This week started with a new deal announcement already on Monday morning – that Mr Andrey Beskhmelnitsky has acquired the ice cream and frozen food business segments from Premia Foods AS. Given that Premia Foods is a company listed on the NASDAQ OMX Main list, a lot more details about the transaction than we are accustomed to have been disclosed to the public, including the purchase price consideration of EUR 27.1 million.

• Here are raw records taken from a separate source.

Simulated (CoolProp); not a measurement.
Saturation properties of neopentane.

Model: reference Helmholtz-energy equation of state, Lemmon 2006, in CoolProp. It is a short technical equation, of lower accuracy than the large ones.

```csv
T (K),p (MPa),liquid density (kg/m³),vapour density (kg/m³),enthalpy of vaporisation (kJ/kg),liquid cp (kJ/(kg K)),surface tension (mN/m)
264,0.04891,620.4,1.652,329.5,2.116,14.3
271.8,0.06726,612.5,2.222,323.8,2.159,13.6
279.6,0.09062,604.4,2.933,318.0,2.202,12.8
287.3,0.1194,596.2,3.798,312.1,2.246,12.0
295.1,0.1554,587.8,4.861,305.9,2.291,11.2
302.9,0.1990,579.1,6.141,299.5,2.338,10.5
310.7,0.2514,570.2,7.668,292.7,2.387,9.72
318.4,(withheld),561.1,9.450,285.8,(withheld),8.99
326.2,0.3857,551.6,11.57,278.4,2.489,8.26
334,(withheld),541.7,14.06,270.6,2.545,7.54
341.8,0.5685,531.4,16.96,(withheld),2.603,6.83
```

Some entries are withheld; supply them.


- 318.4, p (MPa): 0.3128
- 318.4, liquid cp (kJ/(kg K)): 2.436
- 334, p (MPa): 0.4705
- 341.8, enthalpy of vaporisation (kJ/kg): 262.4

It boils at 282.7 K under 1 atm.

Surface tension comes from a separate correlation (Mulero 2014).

Mr Beskhmelnitsky first appeared on the Baltic M&A scene in 2010 by acquiring the controlling interest in Rigas Piena Kombinats AS, the largest Latvian dairy producer. This transaction was followed by an acquisition of Valmieras Piens AS, another leading dairy producer, in 2011 and merging of both operations after receiving clearance from the Competition Council. Mr Beskhmelnitsky’s knowledge of the dairy sector and credentials are impeccable – after all, as the CEO he had built Unimilk into a leading Russian dairy company and sold it to Danone in 2010. By consolidating the dairy sector in Latvia he actually dared to do what others had spent years just talking about.

Rigas Piena Kombinats and Valmieras Piens, on a pro forma combined basis, in 2013 had sales of EUR 160 million and EBITDA of EUR 367 thousand, or EBITDA margin of just 0.2%. The minuscule EBITDA has pushed the bank debt (amounting to EUR 28.5 million) expressed as an EBITDA multiple into truly stratospheric levels.

On the other hand, Premia Foods presents a completely different picture. Based in Tallinn, Estonia, and being publicly listed since 2010, it has expanded across the Baltics and into Finnish and Russian markets, while focusing on three business segments – ice cream, frozen goods, and fish farming and fish products. In 2013 the company reported sales of EUR 98.9 million, with EBITDA exceeding EUR 4 million. Its interest bearing financial liabilities remained well within the prudent levels of 4.0x times EBITDA. Its gross margins of 45% for ice cream and 24% for frozen goods compare extremely favourably to the modest 7.5% of Mr Beskhmelnitsky’s dairy producers on a combined basis.

According to public statements, Mr Beskhmelnitsky through his investment vehicles has agreed to pay EUR 27.109 million for the ice cream and frozen goods segments. On the basis of this offer, the transaction implicitly values the business at 0.5x times sales and 8.2x times its 2013 EBITDA. To compare, the whole company was valued at 0.4x times sales, 5.7x times EBITDA and 28.6x times earnings by the stock market as at the end of 2013.

Adding the higher margin product segments to the portfolio has strong strategic rationale, even more so now when Russia’s self-imposed restrictions of food imports are starting to hurt the milk producers. The newly acquired business lines will increase the revenues from Mr Beskhmelnitsky’s assets in the Baltics to EUR 213 million and EBITDA – to EUR 3.7 million, improving the EBITDA margin to a more respectable 1.7%.

Hieronymus Carl Friedrich Baron von Münchhausen, the famous recounter of tall tales and a resident of Latvia (we still have his museum in Dunte, by the way!), claimed once having lifted himself and his horse out of the mud by pulling on his own ponytail. Will ice cream do the same with Mr Beskhmelnitsky’s dairy businesses?